”Today we are living in an era of indebtedness. Over the past several years, society has oscillated ever more wildly though three debt-fueled bubbles. First, there was the dot-com bubble. Then, in 2008, the mortgage-finance bubble. Now, we are living in the fiscal bubble.
In this country, the federal government has borrowed more than $6 trillion in the last four years alone, trying to counteract the effects of the last two bubbles. States struggle with pension promises that should never have been made. Europe is on the verge of collapse because governments there can’t figure out how to deal with their debts. Nations around the globe have debt-to-G.D.P. ratios at or approaching 90 percent — the point at which growth slows and prosperity stalls.”
David Brooks, New York Times
Brooks claims that the reason why our economy is stalling is because of government debt, which under Keynesian calculus would be wrong. When the private sector is too slow to recover the economy, the government would have to borrow more money to make investment spending to hire a greater number of people, and facilitate an economic recovery quicker.

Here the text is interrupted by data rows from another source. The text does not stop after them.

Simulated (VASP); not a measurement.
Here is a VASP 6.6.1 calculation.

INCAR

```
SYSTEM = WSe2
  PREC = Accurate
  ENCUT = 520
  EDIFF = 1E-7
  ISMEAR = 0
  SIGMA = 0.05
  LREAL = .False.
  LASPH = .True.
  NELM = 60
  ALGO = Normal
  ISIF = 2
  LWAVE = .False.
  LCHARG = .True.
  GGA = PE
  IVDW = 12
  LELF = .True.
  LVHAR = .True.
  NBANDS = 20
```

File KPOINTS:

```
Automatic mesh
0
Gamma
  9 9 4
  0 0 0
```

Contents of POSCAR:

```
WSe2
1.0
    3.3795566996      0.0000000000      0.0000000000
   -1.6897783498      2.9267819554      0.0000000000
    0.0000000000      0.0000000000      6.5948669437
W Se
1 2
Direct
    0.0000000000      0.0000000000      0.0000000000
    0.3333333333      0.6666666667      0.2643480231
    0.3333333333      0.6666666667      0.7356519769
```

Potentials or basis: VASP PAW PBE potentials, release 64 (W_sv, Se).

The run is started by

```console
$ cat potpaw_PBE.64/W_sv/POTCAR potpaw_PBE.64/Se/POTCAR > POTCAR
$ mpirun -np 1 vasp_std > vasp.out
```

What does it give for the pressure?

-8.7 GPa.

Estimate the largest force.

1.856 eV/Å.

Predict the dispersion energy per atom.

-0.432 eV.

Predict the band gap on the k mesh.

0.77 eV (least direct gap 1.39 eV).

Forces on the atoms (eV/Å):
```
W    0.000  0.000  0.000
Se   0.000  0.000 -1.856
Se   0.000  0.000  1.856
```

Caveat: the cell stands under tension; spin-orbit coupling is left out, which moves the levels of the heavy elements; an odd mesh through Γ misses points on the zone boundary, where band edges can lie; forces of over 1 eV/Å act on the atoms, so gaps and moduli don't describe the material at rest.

But even aside from Keynesianism, the biggest problem is not the debt burden, but the fact that this debt burden had been necessitated by the forces of capitalism. How can that be? Let me explain. Back in the 1970s, capitalism faced a growing realization crisis, i.e. profits were down, growth stalled, businesses were facing obstacles to expansion (on a side comment, labor was also relatively strong- it was only then that inflation and Reaganomics destroyed organized labor).
Companies eager to restore their profit margins started to move their labor force offshore, where labor was to be had for cheaper. More sophisticated technology was replacing labor in droves. Corporate profitability was restored to full levels at the cost of the labor force that faced stagnant and later diminishing real incomes. Production is ramped up, consumption can’t keep pace. Capitalism faces another crisis.
The crisis was avoided by taking corporate profits and using the banking system to lend the surplus back to working people, whose jobs and wages were deteriorating. Banks really got out of control in the 1990s with the repeal of Glass-Steagall, which allowed the banks to use deposit money for speculative investments, including those subprime mortgages that were issued to poor people. Capitalism averted the crisis until the bubble burst. Credit stalled, a Great Depression lurked in the corner.
Governments fearful of the consequences used public money to bail out the banks, and facing huge debt burdens themselves, now begin to commit to austerity, which sucks even more demand from the economy, while leaving the most vulnerable citizens exposed to cutbacks in critical social services. Now capitalism faces a real crisis.
What is Brooks intent to do about it? Use his punditry wit to draw out a concept of fiscal austerity, which would aggravate the economic crisis to the levels that we have observed in Greece. What he never talks about is that we should a) raise taxes for the rich, b) cancel some of the debts, c) use the ensuing budget surplus to pay for WPA-style programs that put millions of people back to work and stimulate the economy.
Does this sound like a redistribution from the top to the bottom? Yes, this is what we need after transferring all the wealth from the bottom 99% to the top 1% for the last 30 years- with all its devastating effects.